The Efficiency Era: How Kubernetes v1.35 Finally Solves the “Restart” Headache

March 3, 2026 Pavan Madduri AI/ML workloads, cloud costs, Dynamic Resource Allocation, efficiency era, FinOps, immutability, Kubernetes architecture, Kubernetes enhancements, Kubernetes v1.35, Openshift, operational efficiency, resource resizing, self-healing infrastructure, Stateful Workloads, system performance, traffic distribution, vertical scaling

by Pavan Madduri

For the better part of a decade, Kubernetes practitioners have lived by a hard rule: Immutability.

If you want to change something, you destroy the old and create the new.

While this pattern revolutionized stateless application deployment, it has always been a thorn in the side of stateful workloads. If a PostgreSQL database needed 2GB more RAM, or a Java application needed a higher heap limit to avoid an OOMKill, the solution was always the same—restart the Pod. In production, “restarting” means failover, cache warming, latency spikes, and the potential for data inconsistency if replication isn’t perfectly synchronized.

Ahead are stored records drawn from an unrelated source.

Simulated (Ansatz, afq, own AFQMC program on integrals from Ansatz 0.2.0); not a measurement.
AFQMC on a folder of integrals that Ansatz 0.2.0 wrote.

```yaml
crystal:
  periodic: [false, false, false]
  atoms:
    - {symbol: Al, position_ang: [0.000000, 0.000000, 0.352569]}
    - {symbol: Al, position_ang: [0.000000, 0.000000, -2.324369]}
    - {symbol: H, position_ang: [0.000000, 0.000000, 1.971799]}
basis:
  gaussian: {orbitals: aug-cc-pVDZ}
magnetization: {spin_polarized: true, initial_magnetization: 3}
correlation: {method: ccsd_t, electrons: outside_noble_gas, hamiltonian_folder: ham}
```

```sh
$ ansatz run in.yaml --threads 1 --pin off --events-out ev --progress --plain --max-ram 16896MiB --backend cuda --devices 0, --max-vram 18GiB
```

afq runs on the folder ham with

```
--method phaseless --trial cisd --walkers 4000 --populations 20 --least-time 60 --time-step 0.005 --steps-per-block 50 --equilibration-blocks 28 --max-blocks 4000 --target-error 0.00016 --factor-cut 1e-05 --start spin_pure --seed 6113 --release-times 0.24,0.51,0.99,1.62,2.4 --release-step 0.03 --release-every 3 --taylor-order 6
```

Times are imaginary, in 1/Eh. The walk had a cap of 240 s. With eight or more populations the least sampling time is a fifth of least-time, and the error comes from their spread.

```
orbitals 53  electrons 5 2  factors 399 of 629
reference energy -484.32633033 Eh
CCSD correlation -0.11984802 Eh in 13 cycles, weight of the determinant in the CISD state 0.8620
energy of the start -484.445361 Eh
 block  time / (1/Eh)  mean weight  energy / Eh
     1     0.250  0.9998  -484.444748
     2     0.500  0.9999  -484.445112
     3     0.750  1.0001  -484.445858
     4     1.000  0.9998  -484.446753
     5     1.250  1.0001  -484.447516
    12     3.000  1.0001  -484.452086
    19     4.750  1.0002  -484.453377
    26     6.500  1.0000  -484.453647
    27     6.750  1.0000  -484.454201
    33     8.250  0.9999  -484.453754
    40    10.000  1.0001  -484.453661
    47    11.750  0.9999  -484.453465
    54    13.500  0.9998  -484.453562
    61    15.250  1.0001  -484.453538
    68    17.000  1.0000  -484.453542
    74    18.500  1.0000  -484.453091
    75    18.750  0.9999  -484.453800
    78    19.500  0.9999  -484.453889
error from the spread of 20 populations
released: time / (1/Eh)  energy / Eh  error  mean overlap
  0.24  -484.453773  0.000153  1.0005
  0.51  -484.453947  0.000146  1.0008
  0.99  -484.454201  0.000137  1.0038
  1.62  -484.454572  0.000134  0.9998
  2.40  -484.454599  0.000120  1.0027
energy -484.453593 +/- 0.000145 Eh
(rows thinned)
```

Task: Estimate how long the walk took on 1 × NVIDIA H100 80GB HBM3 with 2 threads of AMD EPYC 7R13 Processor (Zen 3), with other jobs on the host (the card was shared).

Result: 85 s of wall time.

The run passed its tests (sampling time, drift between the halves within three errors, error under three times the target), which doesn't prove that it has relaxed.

With the release of Kubernetes v1.34 and v1.35, we are entering a new phase of the ecosystem. I call this the “Efficiency Era.” The focus has shifted from expanding the API surface area to refining the operational primitives that drive cost and stability.

The headline feature? In-Place Pod Resource Resizing.

Here is why this release changes the game for Platform Engineers and FinOps teams, and why you need to prepare your manifests for it.

Vertical Scaling Without the Disruption

The single most requested feature in Kubernetes history has finally graduated to stable. Previously, the resources section of a Pod specification was immutable. If you changed requests.memory from 1Gi to 2Gi, the Kubelet would terminate the container and spin up a new one with the new cgroup limits.

In v1.35, the resources field is now mutable for CPU and Memory.

How it works under the hood:

When you patch a running Pod’s resource spec, the Kubelet detects the change. Instead of sending a SIGTERM, it interacts directly with the container runtime (CRI) to update the cgroup limits on the host Linux kernel.

The Practitioner Impact:

Databases: You can now vertically scale a primary database node during peak traffic (e.g., Black Friday) without triggering a leader election or failover.
Java Workloads: We can dynamically adjust JVM heap availability in response to load without the “cold start” penalty of a JVM restart.
VPA (Vertical Pod Autoscaler): Historically, VPA was dangerous in production because its recommendations triggered restarts. With in-place resizing, VPA becomes a safe, “always-on” optimizer that breathes with your application traffic, adjusting resources in real-time without disrupting a single connection.

Solving the “Thundering Herd” with Traffic Distribution

Another silent killer in large-scale clusters is cross-zone data transfer costs.

In previous versions, TopologyAwareHints were useful but often hard to control.

v1.35 refines this with the fully stable traffic Distribution field in the Service specification. This allows architects to strictly prefer routing traffic to endpoints within the same zone or node, even before considering other load-balancing heuristics.

The FinOps Angle:

Cloud providers charge significant fees for traffic that crosses availability zones (AZs). By setting trafficDistribution: PreferClose, you instruct the kube-proxy (or your CNI’s replacement) to keep packets local whenever possible.

For high-throughput applications—like the scientific software stacks I work with in HPC environments – this doesn’t just lower the cloud bill; it significantly reduces network latency, improving the p99 response times for end users.

Dynamic Resource Allocation (DRA) for the AI Age

As Kubernetes becomes the de facto operating system for AI/ML, the old “Device Plugin” model is showing its age. It was rigid—a GPU was either “there” or “not there.”

Kubernetes v1.35 doubles down on Dynamic Resource Allocation (DRA) with structured parameters. This is crucial for the “Efficiency Era” because it allows for resource slicing.

Instead of a Pod requesting an entire GPU, DRA allows workloads to request specific attributes of a device (e.g., “I need 4GB of VRAM on an A100”). The scheduler can now bin-pack multiple AI inference workloads onto a single physical GPU more intelligently.

For Platform Engineers maintaining inference clusters, this means higher utilization rates and less hardware sitting idle—a direct improvement to the bottom line.

Conclusion: Boring is Good

The beauty of Kubernetes v1.35 is not in flashy new CRDs or complex subsystems. Its beauty lies in its boredom. It fixes the fundamental operational inefficiencies—restarts, latency, and hardware waste—that have plagued us for years.

For the architect, this release signals a time to audit your StatefulSets.

It is time to revisit your VPA configurations. The “restart penalty” is gone, and with it, the last barrier to truly dynamic, self-healing infrastructure has fallen.